Asynchronous messaging systems are a critical component of many highly scalable and highly available architectures. But, as with any other architectural component, these solutions also need attention to ensure availability and scalability. The solution should scale along one of the scale cube axes, either X, Y or Z. The solution should also both include and enable the principle of fault isolation. Finally, it should scale cost both gracefully and cost effectively while enabling high levels of organizational scale. These requirements bring us to the principle of Smart End Points and Dumb Pipes.

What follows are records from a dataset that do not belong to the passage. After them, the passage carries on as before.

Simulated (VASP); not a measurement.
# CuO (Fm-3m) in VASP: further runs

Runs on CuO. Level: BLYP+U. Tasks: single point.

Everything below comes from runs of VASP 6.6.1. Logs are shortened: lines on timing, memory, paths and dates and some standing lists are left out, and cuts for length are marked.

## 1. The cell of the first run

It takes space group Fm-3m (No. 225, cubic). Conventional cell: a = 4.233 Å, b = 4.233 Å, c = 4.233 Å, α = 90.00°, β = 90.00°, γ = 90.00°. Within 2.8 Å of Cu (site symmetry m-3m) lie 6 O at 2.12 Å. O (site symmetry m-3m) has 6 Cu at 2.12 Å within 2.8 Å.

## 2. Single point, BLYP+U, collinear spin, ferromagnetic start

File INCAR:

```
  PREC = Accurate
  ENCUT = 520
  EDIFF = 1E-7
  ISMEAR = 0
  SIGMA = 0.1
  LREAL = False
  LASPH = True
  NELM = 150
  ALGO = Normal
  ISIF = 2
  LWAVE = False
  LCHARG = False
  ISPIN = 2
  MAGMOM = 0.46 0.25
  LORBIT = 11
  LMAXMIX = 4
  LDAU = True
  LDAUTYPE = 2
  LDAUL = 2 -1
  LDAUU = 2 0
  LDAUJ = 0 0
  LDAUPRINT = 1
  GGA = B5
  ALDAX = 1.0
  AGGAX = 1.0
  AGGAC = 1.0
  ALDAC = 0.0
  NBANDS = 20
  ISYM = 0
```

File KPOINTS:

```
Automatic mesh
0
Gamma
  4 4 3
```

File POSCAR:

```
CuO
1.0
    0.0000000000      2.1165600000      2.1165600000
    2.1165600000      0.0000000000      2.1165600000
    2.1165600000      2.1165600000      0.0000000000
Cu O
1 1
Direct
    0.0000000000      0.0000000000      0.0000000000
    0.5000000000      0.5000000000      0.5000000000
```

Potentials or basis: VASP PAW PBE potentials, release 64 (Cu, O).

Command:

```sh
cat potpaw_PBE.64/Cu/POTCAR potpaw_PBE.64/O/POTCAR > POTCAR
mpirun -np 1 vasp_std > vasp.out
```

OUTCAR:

Fast time to market within software development teams is best enabled when we align architectures and organizations such that coordination between teams is reduced (see Conway’s Law and our white paper on durable cross functional product teams). When services within an architecture communicate, especially in the case of one service “publishing” information for the consumption of multiple services, the communication often needs to be modified or “transformed” for the benefit of the consumers. This transformation can happen at the producer, the transport mechanism or the consumer. Transformation by the producer for the sake of the consumer makes little sense, as the producer service and its associated team have low knowledge of the consumer needs and it creates an unnecessary coordination task between producer and consumer. Transformation “in flight” by the service similarly implies a team of engineers who must be both knowledgeable about all producers and consumers and an unnecessary coordination activity. Transformation by the consumer makes most sense, as the consumer has the most knowledge of what they need from the message and eliminates reliance upon and coordination with other teams. The principle of smart end points and dumb pipes then creates the lowest coordination between teams, the highest level of organizational scale and the best time to market option.
To be successful achieving a dumb pipe, we introduce the notion of a pipe contract. Such a contract explains the format of messages produced on and consumed from the pipe. It may indicate that the message will be in a tag delimited format (XML, YAML, etc), abide by certain start and end delimiters, and for the sake of extensibility allow for custom tags for new information or attributes. The contract may also require that consumption not be predicated on strict order of elements (e.g. title is always first) but rather by strict adherence to tag and value regardless of where each tag is in the message.
By ensuring that the pipe remains dumb, the pipe can now scale both more predictably and cost effectively. As no transformation compute happens within the pipe, its sole purpose becomes the delivery of the message conforming to the contract. Large messages do not go through computationally complex transformation, meaning low compute requirements and therefore low cost. The lack of computation also means no odd “spikes” as transforms start to stall delivery and eat up valuable resources. Messages are delivered faster (lower latency). An additional unintended benefit is that because transforms aren’t part of message transit, a type of failure (computational/logical) does not hinder message service availability.
The 2x2 matrix below summarizes the options here, clearly indicating smart end points and dumb pipes as the best choice.
One important callout here is that “streams processing”, which is off-message platform evaluation of message content, is not a violation of the smart end points, dumb pipes concept. The solutions performing streams processing are simply consumers and producers of messages, subscribing to the contract and transport of the pipe.
Summarizing all of the above, the benefits of smart end points and dumb pipes are:
- Lower cost of messaging infrastructure - pushes the cost of goods sold closer to the producer and consumer. Allows messaging infrastructure to scale by number of messages instead of computational complexity of messages. License cost is reduced as fewer compute nodes are needed for message transit.
- Organization Scalability – teams aren’t reliant on transforms created by a centralized team.
- Low Latency – because computation is limited, messages are delivered more quickly and predictably to end consumers.
- Capacity and scalability of messaging infrastructure – increased significantly as compute is not part of the scale of the platform.
- Availability of messaging infrastructure – because compute is removed, so is a type of failure. As such, availability increases.
Two critical requirements for achieving smart end points and dumb pipes:
- Message contracts – all messages need to be of defined form. Producers must adhere to that form as must consumers.
- Team behaviors – must assure adherence to contracts.